With top-billing from Mena Suvari, The Accursed is a fairly nuts-and-bolts haunted house-cum-possession film, bolstered by some moody cinematography and inventive direction from Kevin Lewis. Beginning with what appears to be your bog standard, fairy tale-esque dark deal with a witch in the woods (the wonderfully croaky Meg Foster), the film quickly flips the script, setting the tone for what’s to come. For the most part, The Accursed is pretty predictable, but some nasty twists and turns along the way spice up what otherwise would have been quite run-of-the-mill.
The film’s primary Screen Queen is jobless nurse Elly (Sarah Grey), who we find mopily going through her recently deceased mother’s belongings in – of course – a massive and creaky-at-the-wrong-time-of-night 1950s mini-mansion. She’s feeling abandonment guilt, worried that her not being there for her mum led to her death, which her best friend Beth (Sarah Dumont) suspects motivates Elly to take a job caring for the bedridden Ms. Ambrose… who happens to also be the witch from the start. Hmm! Suvari plays Ms. Ambrose’s caretaker Alma, who treats the two girls with nothing but icy contempt and insists Elly lives in the house alone. HMM!
From there, Elly is terrorised by horrors from her past and present – ignoring threats that more bad things will happen from both inner and outer adversaries if she doesn’t – culminating in a bloody and fiery climax with clear sequel potential.

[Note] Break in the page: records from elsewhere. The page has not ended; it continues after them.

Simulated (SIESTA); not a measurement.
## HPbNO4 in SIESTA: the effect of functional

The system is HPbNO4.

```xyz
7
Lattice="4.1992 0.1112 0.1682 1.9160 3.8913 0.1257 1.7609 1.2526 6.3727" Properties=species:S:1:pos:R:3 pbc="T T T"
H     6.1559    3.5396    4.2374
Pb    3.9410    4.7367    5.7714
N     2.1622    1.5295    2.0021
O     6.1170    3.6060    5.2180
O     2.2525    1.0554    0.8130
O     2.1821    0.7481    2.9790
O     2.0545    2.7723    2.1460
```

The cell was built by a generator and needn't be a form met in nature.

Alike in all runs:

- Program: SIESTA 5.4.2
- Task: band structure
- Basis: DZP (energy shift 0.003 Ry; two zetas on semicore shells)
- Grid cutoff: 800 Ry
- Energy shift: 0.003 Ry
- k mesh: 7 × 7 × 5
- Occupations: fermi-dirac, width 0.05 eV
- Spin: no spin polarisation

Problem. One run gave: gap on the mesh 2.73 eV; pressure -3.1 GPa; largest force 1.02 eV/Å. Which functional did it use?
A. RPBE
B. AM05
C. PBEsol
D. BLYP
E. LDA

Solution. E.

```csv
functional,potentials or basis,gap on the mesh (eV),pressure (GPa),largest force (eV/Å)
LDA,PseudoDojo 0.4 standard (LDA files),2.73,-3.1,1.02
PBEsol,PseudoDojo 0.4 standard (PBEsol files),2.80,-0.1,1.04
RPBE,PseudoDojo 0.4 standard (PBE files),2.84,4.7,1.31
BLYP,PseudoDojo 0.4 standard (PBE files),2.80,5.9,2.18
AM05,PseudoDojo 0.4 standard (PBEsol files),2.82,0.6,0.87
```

Other than its swampy eeriness, The Accursed does have some genuine moments of stomach-turning ghoulishness and appropriate levels of Exorcist bodily fluid spewing. Suvari does a good job of incrementally ramping up the crazy; Dumont livens up what is usually a dull sidekick role in these sorts of things while Alexis Knapp and her mute child of woe amuse in a diverting and frankly bizarre True Blood meets Van Helsing part.
Less successful – other than its predictability and the ineptitude the plot has to give to Elly as a nurse to work – is The Accursed’s tone. While it seems to take itself quite seriously, there’s a strong undercurrent of horror hamminess, calling back to the oeuvre of Sam Raimi (Drag Me To Hell in particular) or James Wan (Malignant) occasionally rising to the surface. Case in point: one scene in which a ghostly hag dangles from a tree, lobbing rotten apples and screaming at a terrified Elly, had me in stitches, which I’d consider a strength if I were sure that was the intended reaction. Whatever the case, it’s likely to be a marmite early Halloween watch for most audiences – though I’d personally give the film the benefit of the doubt and hope for an even camper follow-up.